20 March 2006

Alert

CPJ calls on King to probe government-organized protests against magazine


Incident details

magazine(s)

harassed
(CPJ/IFEX) - The following is a 17 March 2006 CPJ press release:

CPJ calls on Moroccan king to probe government-organized protests against magazine

New York, March 17, 2006 - In a letter today CPJ called on Morocco's King Muhammad VI to investigate claims that the authorities played a role in organizing demonstrations against the magazine Le Journal Hebdomadaire for publishing a photograph of a French newspaper showing some of the Danish cartoons of the Prophet Muhammad.

March 17, 2006

His Majesty King Muhammad VI
The Royal Palace Rabat
The Kingdom of Morocco
By facsimile: 011-212-37 76 85 15

Your Majesty:

The Committee to Protect Journalists is deeply concerned by evidence that Moroccan authorities played a role in organizing demonstrations against the magazine Le Journal Hebdomadaire for publishing a photograph of a French newspaper showing some of the Danish cartoons of the Prophet Muhammad. These state-orchestrated protests placed the lives of the entire staff of the Casablanca-based weekly at risk, yet the government has failed to launch a credible investigation or call those responsible to account.

Le Journal suffered this harassment after the February 11 publication of an Agence France-Presse photograph showing a reader holding the edition of the Paris daily France Soir which reproduced the cartoons. The drawings were barely visible but to avoid controversy Le Journal inked out the cartoon. Le Journal published the photograph as part of a 10-page chronology of events that followed the publication of the drawings in the Danish daily Jyllands-Posten.

Le Journal publisher Aboubakr Jamai told CPJ that on February 15, police set up an area for protesters outside Le Journal's offices. Le Journal reported that several minibuses with "J" license plates, which signify they belong to the Casablanca city government, brought about a hundred people to demonstrate. Reporters and photographers at the scene witnessed people they identified as municipal employees giving the crowd placards and Moroccan flags. Photographs of the vehicles and municipal employees were taken by Le Journal and several other independent publications, including the Arabic-language dailies Ahdath Al-Maghribiya and As-Sabah. Le Journal accused the Interior Ministry, which oversees the Casablanca local government, of organizing the protests.

Municipal employees used loudspeakers to shout slogans against the publications, according to the witnesses. Several people in the crowd told journalists that they were brought by the municipal authorities. One woman told Le Journal reporters that she had come because she had been informed that the municipality would reward her but she had no idea what the protest was about.

The following day, demonstrators appeared in front of the premises of the magazine's printer in Casablanca. They were again organized by local authorities and brought to the printer in municipal vehicles, according to Le Journal's published report. The magazine identified several civil servants openly participating in the demonstrations. Protesters interviewed by the magazine and other newspapers said that they had been brought there by the ministry of interior.

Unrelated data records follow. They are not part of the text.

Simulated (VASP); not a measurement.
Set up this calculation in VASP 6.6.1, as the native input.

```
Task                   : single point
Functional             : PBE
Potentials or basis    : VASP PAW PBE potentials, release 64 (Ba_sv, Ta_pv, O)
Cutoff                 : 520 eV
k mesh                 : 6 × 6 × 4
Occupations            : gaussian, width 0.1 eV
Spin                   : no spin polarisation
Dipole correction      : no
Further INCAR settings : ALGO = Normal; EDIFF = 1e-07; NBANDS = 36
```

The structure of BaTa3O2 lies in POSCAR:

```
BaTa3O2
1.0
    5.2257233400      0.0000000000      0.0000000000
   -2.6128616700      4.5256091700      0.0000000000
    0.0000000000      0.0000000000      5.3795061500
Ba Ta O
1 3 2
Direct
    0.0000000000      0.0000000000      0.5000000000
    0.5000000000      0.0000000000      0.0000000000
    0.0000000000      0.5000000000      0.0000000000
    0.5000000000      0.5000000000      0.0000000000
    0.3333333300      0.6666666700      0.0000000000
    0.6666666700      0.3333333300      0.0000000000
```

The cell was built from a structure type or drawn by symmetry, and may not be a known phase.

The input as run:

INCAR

State-run television stations 2M and TVM broadcast footage of hundreds of demonstrators shouting slogans against the magazine on both occasions. 2M accused the magazine of "running against public opinion by taking up positions against the sacred values of our country."

Nabil Benabdellah, Minister of Communication, denied the government played any part in the demonstrations against Le Journal. But we believe that the evidence suggests otherwise.

Over the years Le Journal Hebdomadaire and its sister publication, Assahifa al-Ousbouiya, have been harassed by the government for their reporting on corruption, corporate impropriety, and sensitive political matters. In 2000, Moroccan authorities banned editions of both publications when Le Journal Hebdomadaire published an interview with Muhammad Abdelaziz, leader of the Polisario Front rebel movement, which has been fighting Morocco for the independence of Western Sahara since the 1970s. Recently a Moroccan court awarded record damages against the magazine in a libel suit that could put it out of business.

We are alarmed by the government's failure to explain why municipal vehicles were used to bring protesters to the magazine and why municipal employees and other civil servants organized the demonstrations. We are concerned that the government has used popular indignation at the publication in Europe of these cartoons as a pretext to harass these publications because of their critical reporting.

As an independent organization of journalists dedicated to defending press freedom worldwide, CPJ calls on Your Majesty to demonstrate your commitment to the ideals of a free press and immediately launch a full and open investigation into this apparent state attack on an independent magazine. The failure to hold those responsible to account would suggest your government's tolerance of threats and intimidation against the media.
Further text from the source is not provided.